Monday, January 21, 2008

Birdwatching


It’s amazing to watch a clip of Charlie Parker and ponder the seismic shift he and the first wave boppers triggered in music. Parker, like our man Brancusi, produced a body of work with unmistakable aims: formal effrontery buoyed by a snap, a dynamism that put the lie to the 1:1 relationship of artistry and stuffiness.

No coincidence, of course, that jazz went wonky in the middle of the twentieth century; a century which amounted to a virtually unending string of cultural and political revolutions, a breathless and traumatic period so singular that it represents a rupture in the timeline of human history.
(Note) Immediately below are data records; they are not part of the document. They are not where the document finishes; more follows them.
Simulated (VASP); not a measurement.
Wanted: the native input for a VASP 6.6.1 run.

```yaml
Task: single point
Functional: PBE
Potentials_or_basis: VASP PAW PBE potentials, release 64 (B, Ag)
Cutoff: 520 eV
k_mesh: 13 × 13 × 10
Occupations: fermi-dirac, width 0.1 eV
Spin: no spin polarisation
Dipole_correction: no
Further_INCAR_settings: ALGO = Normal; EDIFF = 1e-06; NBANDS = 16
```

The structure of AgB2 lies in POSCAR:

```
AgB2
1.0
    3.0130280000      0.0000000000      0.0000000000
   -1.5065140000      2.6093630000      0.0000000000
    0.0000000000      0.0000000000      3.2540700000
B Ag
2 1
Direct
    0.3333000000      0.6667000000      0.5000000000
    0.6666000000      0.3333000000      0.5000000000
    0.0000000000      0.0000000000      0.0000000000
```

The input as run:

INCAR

Maybe, at this remove, what’s so charming about bebop, and visual art from several decades ago, and French New Wave cinema, and Ulysses, is as much their inherent charms as the suspicion I can’t shake that we’ve seen the last of works with the power to surprise us by virtue of their disdain for formal restrictions. There are no sacred cows left to be slaughtered (hell, you can see the Met’s latest production in glorious HD at your local multiplex), and even if I’m wrong about that, we can’t be shaken because there is no contiguous we left to shake, just a bottomless ocean of micro-interests and personalized homepages. The way I figure it, the only cultural revolutions we can expect have everything to do with technology; new platforms of information delivery changing the way we consume cultural products. The only consensus we’ll reach, as consumers of art, will be in the gadgets in our pockets we use to access it.

So Bird, as tragic an individual as he was, also represents, I think, a lost epoch wherein the new could actually prove novel. A time when the sanctified still awaited demystifying. That, as much as the changes, the furious runs, the flurry of notes fluttering from the bell of his alto, is what I hear when I listen to Charlie Parker.